One common environment variable you may have seen is $JAVA_HOME, which is used to find the Java Software Development Kit (SDK). (I usually encounter it when a software application yells at me when I haven’t set it.)

You can see whether an environment variable is set using echo, such as

echo $PATH
/home/tladera2/.local/bin:/home/tladera2/gems/bin:/home/tladera2/.nvm/versions/node/v21.7.1/bin:/usr/local/sbin:/usr/local/bin:/usr/sbin:/usr/bin:/sbin:/bin:/usr/games:/usr/local/games:/ [....]

8.5.1 Setting Environment Variables

In Bash, we use the export command to declare an environment variable. For example, if we wanted to declare the environment variable $SAMTOOLS_PATH we’d do the following:

# works: note no spaces
export SAMTOOLS_PATH="/home/tladera2/miniconda/bin/"

One thing to note is that spacing matters when you declare environment variables. For example, this won’t declare the $SAMTOOLS_PATH variable:

# won't work because of spaces
export SAMTOOLS_PATH = "/home/tladera2/miniconda/bin/"

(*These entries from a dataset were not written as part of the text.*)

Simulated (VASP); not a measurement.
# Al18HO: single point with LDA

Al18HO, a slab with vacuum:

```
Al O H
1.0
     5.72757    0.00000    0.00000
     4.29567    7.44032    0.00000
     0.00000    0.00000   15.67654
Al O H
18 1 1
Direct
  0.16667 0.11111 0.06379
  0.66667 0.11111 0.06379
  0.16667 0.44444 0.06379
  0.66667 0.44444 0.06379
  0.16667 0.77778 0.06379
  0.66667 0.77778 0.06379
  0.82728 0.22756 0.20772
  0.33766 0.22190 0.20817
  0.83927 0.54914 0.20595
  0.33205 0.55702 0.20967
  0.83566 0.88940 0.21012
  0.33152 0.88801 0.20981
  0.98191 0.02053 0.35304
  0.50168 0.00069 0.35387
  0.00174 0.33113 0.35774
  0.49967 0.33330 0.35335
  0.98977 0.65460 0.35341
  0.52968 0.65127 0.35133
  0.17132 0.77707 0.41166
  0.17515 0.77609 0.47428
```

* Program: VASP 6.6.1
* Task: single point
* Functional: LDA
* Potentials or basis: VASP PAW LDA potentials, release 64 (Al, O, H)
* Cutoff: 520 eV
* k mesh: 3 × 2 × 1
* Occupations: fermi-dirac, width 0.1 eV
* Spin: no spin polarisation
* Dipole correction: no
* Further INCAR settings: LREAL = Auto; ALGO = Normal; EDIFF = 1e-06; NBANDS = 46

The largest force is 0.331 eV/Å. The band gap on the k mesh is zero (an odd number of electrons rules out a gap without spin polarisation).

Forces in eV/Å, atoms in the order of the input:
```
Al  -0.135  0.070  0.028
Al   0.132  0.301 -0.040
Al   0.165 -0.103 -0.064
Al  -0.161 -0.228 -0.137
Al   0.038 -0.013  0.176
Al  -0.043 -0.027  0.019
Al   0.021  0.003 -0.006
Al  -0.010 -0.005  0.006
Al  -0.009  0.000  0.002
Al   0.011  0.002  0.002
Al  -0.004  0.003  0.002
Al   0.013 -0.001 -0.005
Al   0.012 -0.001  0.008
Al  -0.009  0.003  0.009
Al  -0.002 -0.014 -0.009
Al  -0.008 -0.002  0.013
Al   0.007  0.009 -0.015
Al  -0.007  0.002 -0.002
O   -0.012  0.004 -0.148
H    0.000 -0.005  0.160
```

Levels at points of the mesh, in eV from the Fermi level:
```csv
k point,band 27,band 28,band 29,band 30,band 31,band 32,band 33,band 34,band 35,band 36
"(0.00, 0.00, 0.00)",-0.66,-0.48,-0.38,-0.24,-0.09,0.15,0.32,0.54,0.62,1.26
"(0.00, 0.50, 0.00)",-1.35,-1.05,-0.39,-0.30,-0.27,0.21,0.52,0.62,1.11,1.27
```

Another thing to note is that we declare environment variables differently than we use them. If we wanted to use SAMTOOLS_PATH in a script, we use a dollar sign ($) in front of it:

${SAMTOOLS_PATH}/samtools view -c $input_file

In this case, the value of $SAMTOOLS_PATH will be expanded (substituted) to give the overall path:

/home/tladera2/miniconda/bin/samtools view -c $input_file

8.5.2 A Very Special Environment Variable: $PATH

The most important environment variable is the $PATH variable. This variable is important because it determines where to search for software executables (also called binaries). If you have softwware installed by a package manager (such as miniconda), you may need to add the location of your executables to your $PATH.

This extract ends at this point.